“Obviously that movie was disappointing,” the video game company boss told IGN. “That said, it actually sold more catalog. So, I don’t think it hurt at all, if anything I think it may have helped a little bit. It does highlight something that I’ve spoken about many times which is the difficulty of bringing our intellectual property to another medium.”
Adapting the Borderlands game was clearly pretty difficult, despite recruiting an all-star cast led by Oscar winner Cate Blanchett. The Lionsgate film got saddled with a PG-13 rating, which suited neither the game nor Roth’s sensibilities. And the story simply didn’t connect with either actual gamers or uninitiated audience members. (In The A.V. Club‘s D+ review, Jarrod Jones wrote that casual viewers would leave the theater “feeling as though they were looted of a brain cell or five.”)

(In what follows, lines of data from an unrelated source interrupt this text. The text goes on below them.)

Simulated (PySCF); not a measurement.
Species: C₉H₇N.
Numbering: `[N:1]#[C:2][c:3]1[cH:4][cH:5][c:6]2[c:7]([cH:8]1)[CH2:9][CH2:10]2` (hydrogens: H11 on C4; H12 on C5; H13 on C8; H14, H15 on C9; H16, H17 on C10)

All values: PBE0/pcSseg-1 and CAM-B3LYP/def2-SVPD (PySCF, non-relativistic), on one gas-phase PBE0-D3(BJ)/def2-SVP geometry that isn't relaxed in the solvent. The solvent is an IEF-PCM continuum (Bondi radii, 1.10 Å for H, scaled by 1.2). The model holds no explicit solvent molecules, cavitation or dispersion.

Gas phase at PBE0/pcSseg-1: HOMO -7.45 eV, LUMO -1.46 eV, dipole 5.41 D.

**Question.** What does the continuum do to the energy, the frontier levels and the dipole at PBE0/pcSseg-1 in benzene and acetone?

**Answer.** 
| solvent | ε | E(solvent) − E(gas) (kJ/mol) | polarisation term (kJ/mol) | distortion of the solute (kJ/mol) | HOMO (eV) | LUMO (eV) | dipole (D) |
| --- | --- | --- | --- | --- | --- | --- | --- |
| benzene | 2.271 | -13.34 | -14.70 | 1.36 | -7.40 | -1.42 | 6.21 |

During a Take-Two earnings call on Wednesday (in which the company shared that Borderlands 4 is expected sometime between April 1, 2025 and March 31, 2026), Zelnick said it has “selectively licensed intellectual properties,” citing a pending Bioshock deal. Obviously, the company “would prefer to have a huge hit,” but “we didn’t have a financial exposure to the negative” on Borderlands, he said (via Variety). “So we are selective for exactly the reason that you just cannot control these outcomes. And we prefer to control our own destiny,” Zelnick said. “However, we still will license selectively.”